I’d asked the question two or three times already during the story conference, but the discussion had slid by me to other subjects. Now I ask again.

Silence. Five people sit around the table, variously doodling on legal pads or staring out of the window or shifting in their chairs.

We’re about to devote x number of pages in this magazine to new power in Dallas, and nobody can even explain what power is.

An editor leans forward and folds his arms on the table. “I’ve got an idea.”

Go ahead.

“Power means never having to say you’re sorry.”

We’re in trouble.



Of course, when you get down to the rock bottom of things, he’s right. When Mao Tse-tung said that all power comes from the barrel of a gun, he was merely simplifying the classic definition: in an ordered society power rests with those who have the legitimate authority to use force when the occasion demands. Assume the City of Dallas were to invoke the right of eminent domain in order to demolish your house. Assume you resented the loss of your house, and decided to squat on your front porch to keep the bulldozers from carrying it off. After peaceful negotiations broke down, the issue would be settled with the arrival of the police. The city has power.

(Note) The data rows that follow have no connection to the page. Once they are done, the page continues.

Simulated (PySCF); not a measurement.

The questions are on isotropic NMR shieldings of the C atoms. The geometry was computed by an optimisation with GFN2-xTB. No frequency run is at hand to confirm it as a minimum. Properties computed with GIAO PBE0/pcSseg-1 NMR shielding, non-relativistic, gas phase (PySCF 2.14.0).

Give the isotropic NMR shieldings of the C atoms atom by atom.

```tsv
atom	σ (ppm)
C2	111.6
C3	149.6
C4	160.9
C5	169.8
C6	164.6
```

Who else? The next rung is occupied by those who are able to affect peoples’ lives for good and for ill as incentive to get those people to do what they want, often involuntarily. The old ward machines in the North had that power, and on occasion the old Dallas oligarchy could show the same kind of muscle. Say you oppose, as a matter of principle, a plan by the city fathers to tear down a public housing project to build a new highway. They want the project torn down quickly and quietly. Any vocal opposition inside the city might raise eyebrows in Washington and cause a delay in federal funds from cautious bureaucrats. One day your boss gets a call. The next day you’re called into his office. Suddenly no opposition.

That kind of power is efficient, but it’s also capricious and unpopular, and therefore practically obsolete – except in most small Texas towns. In a city composed of different constituencies ready to wrangle over any given public topic at the drop of a hat, the old way is not only crude, but probably dangerous.

So power is open, exercised in public. It is a matter of counting votes. But when it comes to counting votes, there are some who can count higher than others.

Those who can deliver the votes – or withhold them – have power. It isn’t true power, because it isn’t direct. The person who gets somebody elected to office can’t exercise the prerogatives of that office himself. But it isn’t mere influence, either, because it can occasionally be delivered with a punch. You’ll recall when the county commissioners recently voted to build the new jail downtown. It was their decision, properly made, within the bounds of their authority. Seven days later they changed their minds. In the intervening week the business community had counted its votes and delivered its verdict: if you build downtown, we’ll massacre you. When you’re a politician, it makes you think.

Which says something about politicians and power in this city: their power derives from who they are, not the office they hold. The President is powerful, no matter who he happens to be. The Governor of Texas, with very limited constitutional powers, is strong nevertheless, even when he’s Dolph Briscoe. But compare the mayoralty of Wes Wise with that of Bob Folsom. Or the county judge-ship of John Whittington with that of Lew Sterrett. Politicians, as politicians, still have a long way to go around here.

One other form of power shouldn’t be forgotten: the power to disrupt. Dallas Legal Services and liberal activist Dan Weiser have honed to a fine tool their right of redress in federal court; they’ve made their petitions as important as any election. They’ve done it with the objective of power in mind: to take it from others and bestow it on themselves. It’s a new and very effective tactic: It’s much easier to campaign before three appeals judges than before the voters.

Our survey shows more than anything else that definitions of power are forged in the working. In interviews for the cover story, one phrase came up again and again when someone wanted to be very complimentary about someone else: “He’s got the ability to get things done.” Power, it seems, can be created out of thin air by those with the will and energy. The men and women we write about get things done; otherwise, we wouldn’t have much to report. While that may make our definitions of power elusive, it does make the ways of power interesting indeed.